Still, despite the characteristic politeness of Prime Minister
Blair in not pursuing his disagreements with his American counterpart
in public, the climate change issue received a considerable amount
of US media focus, partly because of evidence that came to light
of ham-handed censorship of climate science by mid-level White
House and Bush Administration political operatives and also because
of mounting evidence that big state Republican Governors such
as Arnold Schwarzenegger of California, George Pataki of New
York and Mitt Romney of Massachusetts were moving aggressively
to limit greenhouse emissions. Andrew Revkin of The New York
Times on June 7 wrote a story indicating that Philip A.
Cooney, chief of staff of the White House Council on Environmental
Quality (CEQ) who had served as "the climate team leader" for
the American Petroleum Institute before joining CEQ had in 2002
and 2003 removed or adjusted descriptions of climate research
prepared by government scientists from key government documents. The
New York Times also published a copy of his notations. Perhaps even more telling was the
release of a Statement by a highly respected former member of the US Global
Change Research Program (USGCRP) detailing an extensive pattern
of politicization of the research process. Rick Piltz, who had
served for a number of years on the House Science Committee staff
before joining USGCRP in 1995, has generally been viewed by Congressional
staffers and Members interested in federal science policy as
a remarkably well- informed and balanced observer. White House
Press Secretary Scott McClellan found himself dogged by questions
concerning both the Cooney notations and the Rick Piltz memo
at his June 8 press briefing. By June 10 Cooney had resigned
and a few days later had joined Exxon- Mobil.

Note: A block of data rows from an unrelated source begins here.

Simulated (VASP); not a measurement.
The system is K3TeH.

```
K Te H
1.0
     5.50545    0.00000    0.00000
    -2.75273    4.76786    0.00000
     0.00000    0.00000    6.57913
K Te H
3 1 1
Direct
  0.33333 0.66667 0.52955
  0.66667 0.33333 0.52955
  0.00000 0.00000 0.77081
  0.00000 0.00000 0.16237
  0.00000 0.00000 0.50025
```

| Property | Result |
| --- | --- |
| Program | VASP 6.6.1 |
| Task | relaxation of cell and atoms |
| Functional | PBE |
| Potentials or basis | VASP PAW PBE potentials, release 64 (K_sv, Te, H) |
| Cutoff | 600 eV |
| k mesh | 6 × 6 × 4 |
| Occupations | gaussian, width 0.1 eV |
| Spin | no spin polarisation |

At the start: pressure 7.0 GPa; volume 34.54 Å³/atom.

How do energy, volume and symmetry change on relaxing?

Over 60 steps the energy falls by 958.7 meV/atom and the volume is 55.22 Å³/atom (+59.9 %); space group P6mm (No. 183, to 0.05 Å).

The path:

Whether the apparent effort of mid-level Bush Administration
political appointees to censor reports of climate science was
merely overzealous reach on their part or part of an Administration-wide
effort to stifle sound science, the events proved highly embarrassing
to the Administration, producing scathing editorials or telling
articles in a number of papers of widely differing political hues
such as the Minneapolis-St. Paul StarTribune, Mother Jones and USA Today, and a particularly biting
cartoon by The Washington Post's Tom Toles.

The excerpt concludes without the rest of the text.